KHARTOUM, Sudan - U.S. Sen. John Kerry said yesterday that Sudan had agreed to allow some aid back into Darfur, more than a month after the Sudanese president expelled more than a dozen aid groups from the region.
President Omar al-Bashir expelled 13 international aid groups and three local ones after the International Criminal Court issued an arrest warrant for him on charges of war crimes and crimes against humanity in Darfur.
Kerry said that with the assistance of special U.S. envoy Scott Gration, some humanitarian assistance would be restored. But he did not say whether the expelled groups would be allowed to return. The visit was the first by a member of Congress since the ICC issued its warrant in March. - AP
NEW DELHI - Violence marred the start of the month-long national election in the world's largest democracy yesterday, as voters cast ballots to choose a new government that will confront the twin challenges of the global economy and terrorism.
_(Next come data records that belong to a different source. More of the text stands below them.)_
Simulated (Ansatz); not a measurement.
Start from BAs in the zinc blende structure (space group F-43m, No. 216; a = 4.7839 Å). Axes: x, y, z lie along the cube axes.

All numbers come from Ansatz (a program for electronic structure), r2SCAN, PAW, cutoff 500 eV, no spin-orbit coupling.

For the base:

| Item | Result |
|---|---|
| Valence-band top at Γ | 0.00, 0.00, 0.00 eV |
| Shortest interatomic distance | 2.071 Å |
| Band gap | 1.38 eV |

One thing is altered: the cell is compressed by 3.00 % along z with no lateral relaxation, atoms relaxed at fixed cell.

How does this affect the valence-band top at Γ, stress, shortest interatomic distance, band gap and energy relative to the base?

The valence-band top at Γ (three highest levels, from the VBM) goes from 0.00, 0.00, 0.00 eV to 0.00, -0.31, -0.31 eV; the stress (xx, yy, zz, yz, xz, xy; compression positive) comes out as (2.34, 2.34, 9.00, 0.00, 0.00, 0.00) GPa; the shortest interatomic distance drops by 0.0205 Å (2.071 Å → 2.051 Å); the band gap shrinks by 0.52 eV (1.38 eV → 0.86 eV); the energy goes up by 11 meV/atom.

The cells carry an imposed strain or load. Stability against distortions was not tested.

In 14 attacks on polling stations and vehicles carrying election officials, 17 people were killed in eastern and central India. The strikes were blamed on Maoist insurgents, who had called for a poll boycott in several areas.
The election commission said voter turnout was 46 percent to 86 percent among the 140 million eligible voters in 17 states voting yesterday. The five-phase national election ends May 13. About 714 million people are eligible to vote. - AP
BOGOTA - Colombia's largest rebel group promised yesterday to release an army corporal kidnapped 11 years ago in a hostage case made famous by his father, who walked across the country to push for his release.
The Revolutionary Armed Forces of Colombia said it would unilaterally release Cpl. Pablo Emilio Moncayo, who was 19 when taken hostage during a raid on a communications post on Dec. 21, 1997.
His father, schoolteacher Gustavo Moncayo, spent over a month walking more than 620 miles across Colombia in 2007 to rally support for a prisoner swap that would include his son's release. Pablo Moncayo, now 31, is one of the longest-held of FARC's hostages.
Bolivian police said they broke up an international band of assassins plotting to kill President Evo Morales during a shoot-out in eastern Bolivia. Three suspects were killed and two arrested in Santa Cruz, the center of Morales' political opposition.